Georgina Campbell and Joe Keery in Cold Storage.

Skylab, the United States’ ill-fated first space station, was launched in 1973 and came crashing back to Earth in 1979. It has been a prominent plot device in some movies and TV shows since then.

Most notably, it featured in the 2001 comedy (and early ’80s period piece) Wet Hot American Summer, when David Hyde Pierce’s Prof. Henry Newman and a group of wily campers used a device partially built out of donuts to divert a remnant part of Skylab from crashing into the big talent show. A poster even features Skylab about to take out Elizabeth Banks. (Historians will note that Skylab crashed in 1979, while Wet Hot had a piece of it crash two years later. Because it was hilarious, we shall forgive this likely intentional historical inaccuracy.)
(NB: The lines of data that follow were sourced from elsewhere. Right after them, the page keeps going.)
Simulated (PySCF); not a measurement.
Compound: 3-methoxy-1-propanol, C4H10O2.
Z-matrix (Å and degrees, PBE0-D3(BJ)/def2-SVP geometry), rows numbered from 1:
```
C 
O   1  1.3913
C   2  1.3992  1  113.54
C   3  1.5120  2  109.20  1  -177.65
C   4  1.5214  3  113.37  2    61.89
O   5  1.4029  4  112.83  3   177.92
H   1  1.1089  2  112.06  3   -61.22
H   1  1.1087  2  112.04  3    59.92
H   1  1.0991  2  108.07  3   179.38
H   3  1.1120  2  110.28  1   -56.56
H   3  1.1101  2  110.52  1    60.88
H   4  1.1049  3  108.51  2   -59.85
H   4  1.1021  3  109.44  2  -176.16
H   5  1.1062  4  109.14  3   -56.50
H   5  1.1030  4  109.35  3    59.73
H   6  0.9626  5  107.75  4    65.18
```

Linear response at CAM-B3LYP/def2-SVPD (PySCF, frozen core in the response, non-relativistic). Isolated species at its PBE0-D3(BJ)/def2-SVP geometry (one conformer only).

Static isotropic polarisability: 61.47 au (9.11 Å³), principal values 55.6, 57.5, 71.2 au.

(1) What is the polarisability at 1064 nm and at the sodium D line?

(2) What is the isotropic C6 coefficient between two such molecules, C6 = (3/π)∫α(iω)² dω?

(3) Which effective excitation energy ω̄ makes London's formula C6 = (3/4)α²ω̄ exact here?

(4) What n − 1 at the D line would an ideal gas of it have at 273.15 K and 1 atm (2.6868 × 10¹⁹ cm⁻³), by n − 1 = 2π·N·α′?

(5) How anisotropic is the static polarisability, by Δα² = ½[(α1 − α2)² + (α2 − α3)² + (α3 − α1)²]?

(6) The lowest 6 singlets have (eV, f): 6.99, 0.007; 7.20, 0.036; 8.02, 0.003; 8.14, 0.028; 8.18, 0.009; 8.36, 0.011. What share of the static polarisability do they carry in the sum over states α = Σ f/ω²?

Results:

Now comes Cold Storage, a film that puts Skylab to a more sinister (yet still funny) use. While Skylab crashed to Earth in 1979, a piece fell untracked somewhere in Australia, where they turned it into a tourist attraction. In 2007, it leaks a crazy fungus that causes the surrounding townspeople to explode. U.S. operatives Robert Quinn and Trini Romano (Liam Neeson and Lesley Manville) are sent in hazmat suits to accompany scientist Dr. Hero Martins (Sosie Bacon, badass daughter of Kevin and Kyra!).

Of course, things go wrong. Cut to present-day Kansas, where the organism is inexplicably stored deep in a former military base-turned-commercial storage facility. After nearly two decades, the forgotten storage container begins to fail; the fungus leaks; and the whole world is in mortal danger. Quinn’s phone rings in the middle of the night, and his mission is to now save the world from a fungal apocalypse.

Ex-con Teacake (Joe Keery) and young mom Naomi (Georgina Campbell) are working dead-end night-shift jobs at the storage facility, where they hear a faint alarm going off. They burrow through some walls, descend a long step ladder, and discover a green substance doing awful things to rats. Unbeknownst to them, some of the green stuff got out earlier, and it’s taking over humans and animals nearby. The fungus compels those it inhabits to spread, spread, spread, so we are treated to zombies barfing green muck all over the place.

Set in the present, Cold Storage is the sort of horror-comedy that had its heyday in the ’80s and ’90s thanks to Sam Raimi (Evil Dead), Peter Jackson (Dead Alive) and Stuart Gordon (Re-Animator). Jonny Campbell, a longtime TV director getting his first big feature, is spot-on with the spirit of these films, mixing good laughs with effective, comically propelled horror. The gross-out factor is balanced by the humor, creating a constant state of dread and impending laughter. It’s a hard balance to pull off, but Campbell does so admirably.

I’m doing a good job these days of walking into movies knowing little to nothing. I didn’t even know Neeson was in this film until he showed up in the prologue. His work here is top-notch grizzled Neeson, his best work since 2012’s The Grey. Keery—the best thing about the inconsistent final season of Stranger Things—is solid as the hapless but caring ex-con trying to make a go of it after his earlier mistakes.

The real star of the film is Georgina Campbell, who is quietly becoming one of modern cinema’s most prominent and reliable scream queens. Her résumé boasts many horror films, including The Watchers, Influencers and, most notably, the already classic Barbarian. She’s one of those performers who dominates a scene just by being there, and she provides a sharp comic edge that mixes well with Keery’s intentional softness. They make a great screen pair.

There have been other attempts in the 21st century to resurrect this sort of queasy horror-comedy genre fare (like James Gunn’s 2006 film, Slither). The appeal of these films doesn’t usually show during the initial theatrical runs—and unsurprisingly, Cold Storage flopped in its first week.

Dumping it into the cinematic release wasteland that is early February (a fate that also led to the awesome Good Luck, Have Fun, Don’t Die flopping) is a true disservice. I expect Cold Storage to find life on streaming, where grossout-horror-heads such as myself will eat it up happily on a Saturday night when Saturday Night Live is airing a rerun.